Are we chosen or predestined?
This text is from a transcript of a talk by David Gooding, entitled ‘God’s Glorious Plan for Creation’ (2007).
The question is based on that phrase I called attention to in Ephesians, which says,
even as he chose us in him before the foundation of the world, that we should be holy and blameless before him. In love he predestined us for adoption as sons through Jesus Christ, according to the purpose of his will. (Ephesians 1:4–5)
So we notice two phrases—two phrases that have caused a lot of argument and discussion among Christians. I'll give you what I think they mean myself.
Chosen
Some people think that God has chosen some people to be saved and others he's chosen to be lost, or he has chosen some people to be saved and just bypasses everybody else. These people think that faith is described in chapter 2 as the gift of God. And so the idea has come around that God gives some people faith to believe with and he doesn't give this faith to other people, and he does that of his own sovereign will. It's nothing to do with the people or their behaviour; this is just God deciding. He elects some people to be saved and then he gives them the faith to believe with. Other people, he doesn't elect. He doesn't give them the faith and, as a result, they can't believe.

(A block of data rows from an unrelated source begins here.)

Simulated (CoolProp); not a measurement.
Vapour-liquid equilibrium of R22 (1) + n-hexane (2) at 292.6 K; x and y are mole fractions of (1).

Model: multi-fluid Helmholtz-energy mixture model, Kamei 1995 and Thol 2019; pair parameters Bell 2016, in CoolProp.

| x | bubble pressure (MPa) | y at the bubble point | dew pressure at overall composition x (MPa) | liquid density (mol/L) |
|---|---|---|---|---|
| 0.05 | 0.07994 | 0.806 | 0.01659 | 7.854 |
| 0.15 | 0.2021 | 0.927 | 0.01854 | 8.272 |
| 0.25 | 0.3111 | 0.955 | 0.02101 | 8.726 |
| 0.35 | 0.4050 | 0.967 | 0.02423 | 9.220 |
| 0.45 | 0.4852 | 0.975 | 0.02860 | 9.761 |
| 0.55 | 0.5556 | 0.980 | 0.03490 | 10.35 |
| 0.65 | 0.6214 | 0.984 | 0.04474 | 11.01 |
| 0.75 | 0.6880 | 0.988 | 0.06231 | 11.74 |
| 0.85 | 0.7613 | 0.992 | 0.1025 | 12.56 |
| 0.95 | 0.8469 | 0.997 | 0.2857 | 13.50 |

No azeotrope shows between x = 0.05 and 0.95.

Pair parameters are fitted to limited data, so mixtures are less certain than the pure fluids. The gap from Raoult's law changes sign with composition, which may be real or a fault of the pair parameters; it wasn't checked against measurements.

Now that is not true, and we can know it isn't true because of what is said elsewhere in holy Scripture. In Romans 10, at the end of the chapter, Paul is discussing why so many Jews in his day were not saved. As a Christian preacher he had preached hundreds of times to Jews and then to Gentiles. Hundreds of Gentiles had got converted and received Christ, but so many of his own dearly beloved fellow national Jews hadn't been saved. And in Romans 10 he discusses the reasons why not, and he gives a number of reasons. That's a very important chapter, but he comes finally to this, and let that suffice for now. Is it that God wouldn't save them? Had he decided not to save them? Was it that they couldn't be saved unless God gave them the faith, as the idea goes, and he had decided not to give them the faith? Well if that were true, now watch what Paul says about God, quoting from Isaiah's prophecy:
But of Israel he says, 'All day long I have held out my hands to a disobedient and contrary people.' (Romans 10:21; cf. Isaiah 65:2)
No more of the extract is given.